You are what you eat: Food as a lens into identity
As a sociologist interested in farming identities, my focus has always been on those working with the crops or animals that end up on our plates. It’s not until recently that I’ve started to explore the interconnections of the food supply chain. Food stuffs can be evocative of memories, and storytelling around these parts of culture have become a research method to bring issues that matter to life.
The Sociological Imagination points to a particular way of thinking that facilitates an understanding of the social world, for example by taking an object and examining its significance in context, whether that be for society at large or from a personal perspective. Indeed, sociology connects these two aspects and examines the relationship between them. It dawned on me in preparing for a recent ‘show and tell’ conference session about food, that that was exactly what we were doing.
I chose a bag of British sugar for my show and tell. It dawned on me that this seemingly insignificant cupboard staple had pride of place in mine. For me, this humble bag connects both the production and consumption of food in a meaningful way.
Before it reaches supermarkets, the sugar comes from factories in the east of the UK which process sugar beet received from farmers like my father. It means that there is a possibility that any bag may contain sugar grown at the farm where I grew up and because of the labouring of my family. Somehow it represents an emotional proximity when physical proximity is not possible. I have fond memories of tussling a rogue sugar beet from the clasp of my Jack Russell’s mouth through fears of what damage his sweet tooth might do. I have gazed through the bedroom window at fields of leafy green tops which adorn these underground figures that resemble a bulbous version of a carrot.
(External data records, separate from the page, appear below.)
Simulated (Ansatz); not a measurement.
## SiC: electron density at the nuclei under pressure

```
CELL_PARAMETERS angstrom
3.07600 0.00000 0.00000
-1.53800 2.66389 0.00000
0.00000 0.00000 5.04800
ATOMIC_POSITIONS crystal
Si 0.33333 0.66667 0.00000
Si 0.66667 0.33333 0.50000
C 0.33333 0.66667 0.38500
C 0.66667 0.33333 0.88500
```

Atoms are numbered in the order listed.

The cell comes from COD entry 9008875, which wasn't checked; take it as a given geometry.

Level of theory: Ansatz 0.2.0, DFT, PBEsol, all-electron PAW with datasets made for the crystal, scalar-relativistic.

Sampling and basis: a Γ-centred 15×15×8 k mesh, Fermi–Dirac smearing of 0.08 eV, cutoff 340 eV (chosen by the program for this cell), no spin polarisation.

It is also a question of the urban and the rural for me. When I am removed from that green vision which encapsulates the blood, sweat and tears of farming, I can feel connected through my consumption. Sugar is vital to my sense of identity as an avid baker. From a young age, I would bake with my grandmother as she showed me family recipes for traditional Scottish fare. Where the sugar is housed in my kitchen, namely the ‘baking box’, says it all about the distinction made from this merely being a garnish in a cup of tea, to a vital ingredient to the likes of shortbread.
Ingredients are perhaps an apt analogy for the moments that make up the sense of who we are. Many sociological theories have grappled with what is meant by identity and the extent to which it is singular or plural, fixed or flexible. What has become apparent is that identity is not a solely individual phenomenon as we understand ourselves in relation to others, our relationships to individuals and institutions in society. After all, the sugar tells a story about the biography of my family experience, as well as the bigger picture of patterns of food production and consumption.
How does food play a role in your identity?